Thursday, November 30, 2006

It's That Time Again


the psychological and sociological derivations of jargon use from www.edu-cyberpg.com/Teachers/jargon.html:
We laugh at bizarre excesses, such as "kinetic wellness" to mean "gym class" (true example!) but jargon has a darker implication: buzzwords can be well-chosen to mask a truth that the uninitiated may find distasteful. ......Somewhere in this is an answer to Peter Richerson's questions about a society's maximization of complexity. Peter said, if I understood him correctly, that societies increase their intricacy at a rate which far exceeds what one would expect if one were looking at things from the point of view of economy. Societies seem to do far more than maximize utility. And so they do. In fact, they too obey the rule of conspicuous consumption. The more useless excess they can flaunt, the higher they move on the hierarchy of social groups. The entire hierarchical system is geared not to saving but to showing how much one can afford to throw away. However today's useless frippery often turns into tomorrow's commodity. In 1950, only massive government agencies could afford the luxury of a computer. Today almost everyone's got one. And most folks of moderate means have a dozen or so-six or seven hidden in the workings of their car, a few in the microwave, the television set, the stereo, the telephone, and even an extra called a Palm Pilot. The evolutionary game is not rigged to reward those who reduce, it showers its rewards on those who can produce. It favors those most able to turn the unusable into treasure and the inanimate into biomass.

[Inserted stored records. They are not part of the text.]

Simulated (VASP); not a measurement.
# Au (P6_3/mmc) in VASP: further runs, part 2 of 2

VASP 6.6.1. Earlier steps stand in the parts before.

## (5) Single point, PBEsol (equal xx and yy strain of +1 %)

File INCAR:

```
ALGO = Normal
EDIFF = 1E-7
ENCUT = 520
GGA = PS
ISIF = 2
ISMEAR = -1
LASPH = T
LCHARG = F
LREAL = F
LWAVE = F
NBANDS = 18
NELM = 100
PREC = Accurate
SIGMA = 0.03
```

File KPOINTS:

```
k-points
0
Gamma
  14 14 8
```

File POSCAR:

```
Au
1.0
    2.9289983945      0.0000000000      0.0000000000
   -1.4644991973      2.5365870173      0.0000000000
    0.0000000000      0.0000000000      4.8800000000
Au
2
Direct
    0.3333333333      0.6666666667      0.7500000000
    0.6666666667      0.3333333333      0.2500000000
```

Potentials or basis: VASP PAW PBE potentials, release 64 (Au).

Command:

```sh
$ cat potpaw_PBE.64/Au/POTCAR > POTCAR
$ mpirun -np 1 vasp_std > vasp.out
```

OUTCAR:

True, one can radically up one's surplus by increasing productivity-which DOES mean saving energy. But one saves it only to be able to expend even more than one ever could produce, consume, and toss away before. The basic imperative of a complex adaptive system is the following-"To he who hath it shall be given. From he who hath not, even what he hath shall be taken away." This operates even at the basic level of planetary formation. The gob of gathering gook which grows the largest manages to become a planet. The sliver which stays slim gets even slimmer and becomes a mere moon, meteorite, or mite of cosmic dust. Even the force of gravity rewards the greedy and makes the self-denying slim their way into oblivion.
Is this why the rules of economics which have been applied to evolutionary analysis for the last hundred years or so simply don't pan out? Few creatures on this earth opt for sheer utility. Most are driven by the need for luxury. And the more they luxuriate, the more they exfoliate. The evolutionary imperative is to make, not just to save. Evolution works us overtime not to slim things down but to elaborate. Hence we do not have a universe slouching toward the miserliness of entropy. We have one climbing to the heights of more complexity.